Apple's Find My Friends, a mostly-unrelated concept.
Perhaps you've heard of Bang With Friends. It's a rather controversial thing. Simply put, it's a Facebook and mobile app that lets you pick which of your friends you'd like to "bang." Oh, but it's more clever than that: the app won't reveal your intentions until that friend picks you back. Then, theoretically, you can clandestinely meet for a night of sex without any fear of rejection, or the need for awkward dates, and none of your other friends will be the wiser. Needless to say, some people aren't so happy about the idea. They're worried that it objectifies people, that it could promote infidelity, and other things of the sort.
It's a shame everyone is so fixated on the titillating aspects of Bang With Friends, because there's a genius idea lurking just underneath the surface. When the creators of Bang With Friends went looking for a fling, they stumbled upon a formula that could bring people closer together, period.
What if you could talk about any embarrassing or obscure thing, knowing that another person already shares your interest?
You probably have a number of interests that you wouldn't bring up in casual conversation, and don't display proudly on your Pinterest board. Things you don't ‘like' on Facebook, that you don't share to any but your closest Google+ circles, and that you certainly wouldn't tweet about. Your true tastes in music. Your Pokemon addiction. Perhaps even your favorite kind of porn. Your political stance, if it's controversial. They aren't necessarily deep secrets, but perhaps just mildly embarrassing things that you wouldn't want to broadcast to the world.
Fear of being judged
And broadcast is indeed what you'd be doing in the modern era. None of these communication channels are really secure, and all of them are places where exposing your tastes could potentially cost you a job. So today, we build up collections of "safe" interests in public, and save our true feelings for anonymous chatrooms... except for the few of us brave or foolhardy enough to not give a damn. And when you do find people on IRC or 4Chan who share your interests, do you take them out to lunch? No, not if you might be worried that their friendly emoji could conceal a murderous plot.
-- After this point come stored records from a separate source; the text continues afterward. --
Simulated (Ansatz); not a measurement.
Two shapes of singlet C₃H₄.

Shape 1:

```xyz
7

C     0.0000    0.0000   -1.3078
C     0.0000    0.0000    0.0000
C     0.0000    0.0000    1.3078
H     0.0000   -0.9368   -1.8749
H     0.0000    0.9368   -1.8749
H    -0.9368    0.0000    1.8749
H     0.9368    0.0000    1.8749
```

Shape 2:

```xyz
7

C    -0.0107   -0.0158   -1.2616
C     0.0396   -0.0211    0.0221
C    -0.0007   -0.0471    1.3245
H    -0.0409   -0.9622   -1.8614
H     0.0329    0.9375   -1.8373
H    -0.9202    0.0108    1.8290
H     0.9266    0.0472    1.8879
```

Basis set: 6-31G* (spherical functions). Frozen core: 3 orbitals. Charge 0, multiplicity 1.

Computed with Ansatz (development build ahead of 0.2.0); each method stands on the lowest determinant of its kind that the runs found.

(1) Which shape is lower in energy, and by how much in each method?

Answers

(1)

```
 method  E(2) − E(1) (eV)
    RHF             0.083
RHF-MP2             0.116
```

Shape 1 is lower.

But the double-blind Bang With Friends formula could bridge that lonely anonymity with real, human interaction.
Imagine this: Instead of secretly telling one person that you'd like to bang them, you secretly tell everyone that you love Barry Manilow... but just like Bang With Friends, only the people who also admit that they love Barry Manilow will be allowed to know. Now, perhaps you wouldn't want to trust a company with that kind of information, with all the security breaches and hacks as of late.
But if there was one you could trust...
You walk into a party, and instead of treading water in casual conversation for hours on end, you simply look down at your phone. Right there are pictures of the people who share embarrassing interests with you, so you can clandestinely meet up and talk about them. You can chat the night away about Magic: The Gathering if that's your cup of tea, and perhaps you'll move on to other topics you hadn't even thought to share. Perhaps, enamored by all the secret silly and private meaningful things you have in common, you'll even hook up later that week.
In that context, banging with friends doesn't sound like such a bad idea.